Member Avatar

Hi All,
I have to split a text into words using both spaces and punctuation as delimiters.
Punctuation includes characters like .,!?:;'"-
I am using the split function as it follows:

wordsArray = strLine.split("[.,!?:;'\"-]+\\s*");

However, this only splits my text by spaces and ignores other characters I've set as delimiters.
Obviously, I am new at regexes and I could use your help.
Thank you.

The regular expression: ([.,!?:;'\"-]|\\s)+ should do the trick. It is read as "for one or more occurrences of either a whitespace or punctuation". The important part here is to make sure that the '+' is kept outside the alternation, since we can have a mix of white-spaces and punctuations.

The problem with your regular expression was that you didn't take into consideration punctuations and whitespaces, but rather punctuation followed by whitespaces. If you have a 'this or that' situation, use alternation. Writing patterns one after another just increases the matching requirement; your pattern read "match any punctuation *followed* by zero or more whitespace characters" which isn't what you wanted. Hence all it did was match punctuations but blew up when faced with white-spaces.

Member Avatar

Excellent answer and explanation for regex - I now understand what I was doing wrong.
Your solution works perfectly.
Thank you.

How can I not split exceptions such as Mr. and Mrs.?
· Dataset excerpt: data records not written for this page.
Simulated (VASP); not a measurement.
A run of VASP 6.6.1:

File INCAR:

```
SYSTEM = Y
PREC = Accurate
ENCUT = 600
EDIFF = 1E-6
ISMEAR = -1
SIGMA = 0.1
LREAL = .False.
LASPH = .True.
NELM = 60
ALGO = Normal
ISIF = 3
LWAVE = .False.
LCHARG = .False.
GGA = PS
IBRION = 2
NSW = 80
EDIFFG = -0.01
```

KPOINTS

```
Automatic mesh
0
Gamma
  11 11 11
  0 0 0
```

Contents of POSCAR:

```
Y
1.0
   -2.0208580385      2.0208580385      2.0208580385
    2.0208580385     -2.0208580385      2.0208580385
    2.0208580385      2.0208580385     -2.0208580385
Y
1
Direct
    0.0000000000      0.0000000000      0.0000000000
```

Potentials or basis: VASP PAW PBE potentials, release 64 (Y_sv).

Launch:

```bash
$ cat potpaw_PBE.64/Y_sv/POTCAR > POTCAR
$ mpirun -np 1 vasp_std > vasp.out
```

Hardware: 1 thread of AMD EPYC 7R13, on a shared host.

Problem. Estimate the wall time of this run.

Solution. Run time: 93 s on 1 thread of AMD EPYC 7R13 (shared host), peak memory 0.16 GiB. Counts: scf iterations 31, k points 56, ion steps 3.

It's possible to include exceptions by using negative lookbehind assertion feature of regular expressions. Just throw in another alternation which uses lookaround and you should be golden. But this approach would leave behind a nasty regular expression in your code so if possible, try to deal with exceptions after performing the basic splitting rather than modifying the regex.

Also, please create a new thread for your question, and refer this thread if you feel it is related rather than bumping an existing solved thread.